Freeman

BOOK REVIEW

Antitrust After Microsoft: The Obsolescence of Antitrust in the Digital Era

Antitrust Policy Protects Competitors, Not Competition

OCTOBER 01, 2002 by LAURA BENNETT PETERSON

What’s in a name? Even the simple title, Antitrust After Microsoft, suggests a question: Will there ever be an after Microsoft? Federal antitrust agencies have investigated and prosecuted Microsoft since 1990. The resolution of the federal suit, the focus of the author’s attention, will not lay to rest the actions it encouraged, as entities including state attorneys general, the European Commission, rivals AOL Time Warner and Sun Microsystems, and private class-action plaintiffs join in the fray.

While the title looks to the future, the book’s strength is its description of the present and recent past. David Kopel, director of the Heartland Institute’s Center on the Digital Economy, draws on a wide array of scholarly and business sources to set forth a detailed topography of the terrain in which Microsoft operates.

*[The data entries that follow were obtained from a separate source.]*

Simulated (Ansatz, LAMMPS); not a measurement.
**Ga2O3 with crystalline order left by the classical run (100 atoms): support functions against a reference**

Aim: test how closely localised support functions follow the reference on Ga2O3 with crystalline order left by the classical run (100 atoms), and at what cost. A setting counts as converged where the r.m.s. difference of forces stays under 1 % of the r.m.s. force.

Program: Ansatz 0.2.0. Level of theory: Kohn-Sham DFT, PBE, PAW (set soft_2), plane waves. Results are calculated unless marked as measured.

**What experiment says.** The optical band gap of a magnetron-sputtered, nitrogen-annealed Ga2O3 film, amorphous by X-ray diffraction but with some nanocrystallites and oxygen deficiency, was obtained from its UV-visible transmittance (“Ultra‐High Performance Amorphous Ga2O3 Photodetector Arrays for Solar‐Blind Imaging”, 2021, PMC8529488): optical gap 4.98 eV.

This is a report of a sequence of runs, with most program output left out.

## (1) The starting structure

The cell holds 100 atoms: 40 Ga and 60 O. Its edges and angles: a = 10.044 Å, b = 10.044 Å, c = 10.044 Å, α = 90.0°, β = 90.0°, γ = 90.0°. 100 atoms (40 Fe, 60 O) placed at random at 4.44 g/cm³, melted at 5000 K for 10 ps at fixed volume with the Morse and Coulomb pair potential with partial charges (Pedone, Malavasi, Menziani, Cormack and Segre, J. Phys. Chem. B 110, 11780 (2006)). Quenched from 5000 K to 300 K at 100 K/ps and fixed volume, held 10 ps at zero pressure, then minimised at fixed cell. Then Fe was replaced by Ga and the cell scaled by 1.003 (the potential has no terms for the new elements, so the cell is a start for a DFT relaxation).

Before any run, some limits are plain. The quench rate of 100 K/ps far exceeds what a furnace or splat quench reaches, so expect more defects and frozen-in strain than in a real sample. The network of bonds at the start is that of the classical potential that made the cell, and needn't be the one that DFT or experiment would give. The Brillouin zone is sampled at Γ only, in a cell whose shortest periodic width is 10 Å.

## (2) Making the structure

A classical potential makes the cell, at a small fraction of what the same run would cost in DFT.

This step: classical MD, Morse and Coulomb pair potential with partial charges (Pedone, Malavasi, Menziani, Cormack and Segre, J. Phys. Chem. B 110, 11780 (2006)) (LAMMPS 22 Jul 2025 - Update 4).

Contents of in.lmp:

In describing this terrain, Kopel debunks several myths. For product after product–from operating systems to browsers, office applications, and (largely beyond this book’s horizon) business server software–Microsoft has not behaved like the textbook monopolist, reducing output, raising price, and neglecting quality. Software prices have fallen by 60 percent on average in markets Microsoft entered, but only 15 percent in other software markets. Pure coincidence? Even trial court Judge Thomas Penfield Jackson, who likened Microsoft’s managers to gangsters, found that Microsoft “contributed to improving the quality of Web browsing software, lowering its cost, and increasing its availability, thereby benefiting consumers.”

Microsoft has not, moreover, been able to “leverage” its “monopoly power” in Windows to defeat applications consumers prefer. AOL’s subscriber base dwarfs MSN’s; Intuit’s Quicken leads Microsoft’s Money; RealNetworks’ media software prevails, despite the “bundling” of Media Player with Windows. Microsoft’s Internet Explorer browser only began seriously to erode the market share of Netscape’s Navigator when it was judged technically superior and when Microsoft, unlike Netscape, offered a version that could be embedded in AOL’s access software.

Kopel stresses, too, the competition Windows faces from software and hardware products–such as the Linux operating system, Web-based services, handheld digital devices, and interactive television–that were less widely used, or not even invented, when the Justice Department filed its complaint in 1998. He calls this expansion of the computing universe beyond the desktop a “paradigm shift not unlike the change” from the Ptolemaic to the Copernican view of the universe.

Any such paradigm shift is, however, still unfolding and represents competition to Windows as yet more nascent than “intense.” A limited and, in Kopel’s view, “phony” market definition, including only Intel-compatible PC operating systems like Windows, survived on appeal because Microsoft failed to show that other products were reasonably interchangeable for the same purposes. In this narrowly defined market, Microsoft holds a sufficiently large share to be deemed, for antitrust purposes, a monopoly.

Why does Kopel strive to show that Microsoft is not–or at least does not behave like–a monopoly? Monopolies are suspect, if not evil, in the antitrust world; behavior that would otherwise be legal becomes illegal at the hands of a monopolist. But is a monopoly necessarily bad? Temporary monopolies may flow from market-transforming innovations, intellectual property rights, economies of scale, and network effects (with the value of an item increasing the more it is used by others)-all common in high-tech markets.

Kopel, as his subtitle suggests, entertains a sweeping vision: the end of antitrust. He rests his case on a review not only of United States v. Microsoft but of “antitrust’s greatest hits”: Standard Oil (1911), Alcoa (1945), and AT&T (1982). He does not mention an even more apposite case, United States v. IBM. Reagan antitrust chief William Baxter ended the IBM prosecution for a number of reasons: the cost of the 13-year litigation, the weak causal connection between illegal acts and market share, and the difficulty of fashioning relief that would inject competition but not retard innovation.

But antitrust policy has a life of its own and all too often, as Antitrust After Microsoft well shows, protects competitors and not competition.

Laura Bennett Peterson, an attorney, was an amicus curiae on the appeal of United States v. Microsoft.